Cairn, Drumacoo, Co. Galway
Co. Galway |
Cairns
On a gentle south-east-facing slope near the old monastic complex at Drumacoo in County Galway, a low mound of grassed-over stones sits in a state of quiet neglect.
The cairn is roughly subcircular, measuring around 13.5 metres north-west to south-east and 12.5 metres north to south, and rises to less than two metres at its highest point. Its southern half has been partly obscured by field-clearance rubble dumped there at some point, the casual disposal of agricultural tidying gradually merging with whatever the mound once was. A curving drystone wall wraps around it from the south-west to the west, suggesting someone, at some time, felt it worth at least partially enclosing.

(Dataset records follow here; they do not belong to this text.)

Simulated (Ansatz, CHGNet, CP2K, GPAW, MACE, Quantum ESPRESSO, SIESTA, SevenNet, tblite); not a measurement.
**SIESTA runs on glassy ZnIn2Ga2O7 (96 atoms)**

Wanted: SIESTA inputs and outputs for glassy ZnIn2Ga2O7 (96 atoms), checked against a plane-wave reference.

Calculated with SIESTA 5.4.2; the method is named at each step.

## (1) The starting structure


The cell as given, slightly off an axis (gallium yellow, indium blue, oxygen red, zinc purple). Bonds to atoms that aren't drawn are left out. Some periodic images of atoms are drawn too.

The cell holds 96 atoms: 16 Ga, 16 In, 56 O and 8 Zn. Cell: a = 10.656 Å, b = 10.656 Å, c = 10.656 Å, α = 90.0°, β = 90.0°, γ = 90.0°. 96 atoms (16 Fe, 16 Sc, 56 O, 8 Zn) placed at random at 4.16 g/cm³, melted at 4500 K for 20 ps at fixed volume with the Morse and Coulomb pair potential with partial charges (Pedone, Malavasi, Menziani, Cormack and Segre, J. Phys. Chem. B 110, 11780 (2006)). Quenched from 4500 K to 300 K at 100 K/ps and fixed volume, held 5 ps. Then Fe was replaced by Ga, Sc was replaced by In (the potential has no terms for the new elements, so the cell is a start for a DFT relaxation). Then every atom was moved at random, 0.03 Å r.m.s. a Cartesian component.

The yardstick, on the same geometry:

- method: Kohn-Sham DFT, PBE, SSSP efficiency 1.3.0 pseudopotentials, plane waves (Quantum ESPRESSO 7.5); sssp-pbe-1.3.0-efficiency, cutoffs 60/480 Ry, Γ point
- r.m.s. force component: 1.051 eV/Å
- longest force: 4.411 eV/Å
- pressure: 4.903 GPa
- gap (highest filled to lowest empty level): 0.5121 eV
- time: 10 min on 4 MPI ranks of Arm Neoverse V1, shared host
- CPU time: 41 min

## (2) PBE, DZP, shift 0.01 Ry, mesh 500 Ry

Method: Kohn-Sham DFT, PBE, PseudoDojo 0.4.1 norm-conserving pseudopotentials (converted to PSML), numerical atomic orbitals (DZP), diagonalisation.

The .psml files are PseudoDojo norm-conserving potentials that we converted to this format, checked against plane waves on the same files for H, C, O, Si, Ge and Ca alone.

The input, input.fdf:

The cairn sits about 165 metres to the east-south-east of the church at the Drumacoo monastic complex, which places it within the broader orbit of an early ecclesiastical landscape. Near its north-western edge, a cross-base and fragments of a shaft survive, along with what may be a leacht, a low commemorative cairn or platform of stones associated with early Irish Christian devotional practice, sometimes marking a burial or serving as a focus for prayer. These elements together suggest the mound is not simply a field clearance feature but something older, layered into a site that accumulated religious and funerary significance over centuries. Precisely when the cairn was raised, and for whom, is not recorded.